Christopher R. Beha discusses a recent article (subscription required) he had written for Harper’s Magazine in which he considers three publications, written by authors he classifies as the “New New Atheists.” He explains that they differ from New Atheists, such Richard Dawkins, in that they assume there is no God but spend their time considering how the benefits of religion, such as community, fit in a secular world. Beha reflects on the New New Atheists and his own lack of belief:

The New New Atheists tend not to take up the question of God’s existence, which they take for granted as settled in the negative. Instead, they seek to salvage what is lost when belief erodes, concerning themselves with what atheists ought to believe and do in religion’s stead. Botton, for instance, asks how the benefits of faith—a sense of community, a sense of wonder—might be found in the secular, while Harris addresses what might be the most vexing problem facing atheists: how morality is possible without God. Only Rosenberg—a philosopher at Duke with a predictable commitment to rigor—insists that doing away with religion means doing away with most of what comes with it: a sense of order in the universe, the hope that life has some inherent meaning, even the belief in free will. If it’s true, as Rosenberg insists in contradiction of Harris and Botton, that we can’t have the benefits of belief without belief itself, this raises another question. Setting aside matters of truth and falsehood, are we not better off believing? Broadly speaking, atheists seem to fall into two camps on this matter. There are disappointed disbelievers, those who would like to believe in God but find themselves unable. Then there are those who find the very idea of such a being to be an outrage. Among the latter camp, Christopher Hitchens famously compared God to Kim Jong Il, ruling the universe like his own North Korea. We ought to count ourselves lucky, Hitchens said, that such an entity does not exist outside the human imagination, because the only appropriate response to it would be fury and rebellion.
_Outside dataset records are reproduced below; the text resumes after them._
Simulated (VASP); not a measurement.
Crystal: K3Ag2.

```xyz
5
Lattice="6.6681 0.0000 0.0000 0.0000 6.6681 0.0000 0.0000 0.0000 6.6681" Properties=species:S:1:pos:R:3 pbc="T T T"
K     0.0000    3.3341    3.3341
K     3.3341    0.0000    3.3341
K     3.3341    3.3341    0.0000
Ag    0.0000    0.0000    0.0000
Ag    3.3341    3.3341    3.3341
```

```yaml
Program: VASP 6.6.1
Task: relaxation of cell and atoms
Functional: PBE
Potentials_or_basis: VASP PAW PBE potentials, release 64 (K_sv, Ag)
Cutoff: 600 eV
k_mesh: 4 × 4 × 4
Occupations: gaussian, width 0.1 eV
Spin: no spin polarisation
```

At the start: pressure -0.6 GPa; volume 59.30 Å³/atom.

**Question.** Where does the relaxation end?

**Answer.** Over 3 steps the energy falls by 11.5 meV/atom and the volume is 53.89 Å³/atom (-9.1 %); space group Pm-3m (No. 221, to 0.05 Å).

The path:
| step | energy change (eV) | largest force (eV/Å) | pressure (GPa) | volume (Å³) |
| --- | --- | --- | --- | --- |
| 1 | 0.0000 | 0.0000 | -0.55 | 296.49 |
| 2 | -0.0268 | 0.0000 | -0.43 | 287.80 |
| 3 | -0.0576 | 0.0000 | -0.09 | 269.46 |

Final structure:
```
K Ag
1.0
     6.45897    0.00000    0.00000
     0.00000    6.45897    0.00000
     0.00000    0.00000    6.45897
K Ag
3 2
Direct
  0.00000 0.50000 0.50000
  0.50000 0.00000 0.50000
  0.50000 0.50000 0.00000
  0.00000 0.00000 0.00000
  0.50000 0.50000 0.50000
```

I happen to count myself among the disappointed disbelievers, which is why I was interested in the attempts of Harris and Botton to salvage some religious splendor for the secularists. So I was only more disappointed to find Rosenberg’s insistence that such efforts were hopeless far more convincing than the efforts themselves. During an email exchange with Rosenberg, I asked him which camp of atheists he fell into. His response acknowledged my impulse: “There is . . . in us all the hankering for a satisfactory narrative to make ‘life, the universe and everything’ (in Douglas Adams’s words) hang together in a meaningful way. When people disbelieve in God and see no alternative, they often find themselves wishing they could believe, since now they have an itch and no way to scratch it.”